Food, Glorious Food

Nigel Slater’s Toast is the story of his childhood and adolescence told through food; food he liked and food he hated. Reading it was a nostalgic remembrance of my childhood, even though mine was so very different from his, apart from the food. My mother, unlike his, was a good cook, but she did stick to recipes she knew and we had the same meals each week. She cooked English food, so meals such as spaghetti bolognese were not on the menu in our house. The only spaghetti we ate was out of a tin. Nigel’s description of the first and only time his family cooked and tried to eat spaghetti is hilarious – “the slithery lengths of spaghetti” escaped through the holes in the colander and curled “up in the sink like nests of worms”. His Aunt Fanny thought she was being poisoned and the smell of the Parmesan cheese turned their stomachs.

Toast is not at all like his Kitchen Diaries; there are no recipes, although you could make trifle from his description of his father’s sherry trifle, made with bought Swiss Roll, tinned peaches, jelly, custard and cream, the success of which depended upon the noise it made when the first spoonful was lifted out:

The resulting noise, a sort of squelch-fart, was like a message from God. A silent trifle was a bad omen. The louder the trifle parped, the better Christmas would be.

Contrast this trifle with “Nigel’s Delightful Trifle” in his Kitchen Diaries made with sponge cake, eggs, sugar, mascarpone cheese, vanilla extract, cream and blackcurrants. The cream and marscapone are whipped together and spooned on top of the trifle in “deep, billowing folds”, chilled and then topped with more fresh blackcurrants and crystallised violets.

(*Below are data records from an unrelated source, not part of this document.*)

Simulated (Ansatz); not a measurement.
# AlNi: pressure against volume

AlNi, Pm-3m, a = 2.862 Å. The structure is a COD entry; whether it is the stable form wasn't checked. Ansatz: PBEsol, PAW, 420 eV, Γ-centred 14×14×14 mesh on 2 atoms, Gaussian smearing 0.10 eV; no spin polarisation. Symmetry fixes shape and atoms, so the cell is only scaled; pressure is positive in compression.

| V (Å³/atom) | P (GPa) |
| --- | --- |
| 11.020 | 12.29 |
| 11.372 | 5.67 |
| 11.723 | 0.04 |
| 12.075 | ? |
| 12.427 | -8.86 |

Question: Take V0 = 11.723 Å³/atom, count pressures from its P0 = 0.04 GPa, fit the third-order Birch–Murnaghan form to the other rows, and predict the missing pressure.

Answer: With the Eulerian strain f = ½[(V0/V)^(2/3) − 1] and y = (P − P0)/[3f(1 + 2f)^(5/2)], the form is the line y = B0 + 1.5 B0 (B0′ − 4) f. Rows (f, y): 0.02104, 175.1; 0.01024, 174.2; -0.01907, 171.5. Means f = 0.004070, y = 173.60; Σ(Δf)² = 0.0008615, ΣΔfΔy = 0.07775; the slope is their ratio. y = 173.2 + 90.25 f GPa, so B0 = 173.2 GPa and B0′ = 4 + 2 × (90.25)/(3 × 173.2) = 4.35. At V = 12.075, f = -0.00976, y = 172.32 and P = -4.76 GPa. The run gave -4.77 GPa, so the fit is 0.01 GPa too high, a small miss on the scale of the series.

Kitchen Diaries is an account of more or less everything Nigel cooked in the course of a year, presented as an illustrated diary. The photographs are sublime, and they are done in ‘real time’; they are photos of the food he cooked and ate on that day.The book follows the seasons so you can find suggestions about what is worth eating and when – a book to dip into throughout the year and for years to come. There are recipes for Onion Soup Without Tears, Thyme and Feta Lamb, Roast Tomatoes with Anchovy and Basil, Mushroom Pappardella, Stilton, Onion and Potato Pie and many many more.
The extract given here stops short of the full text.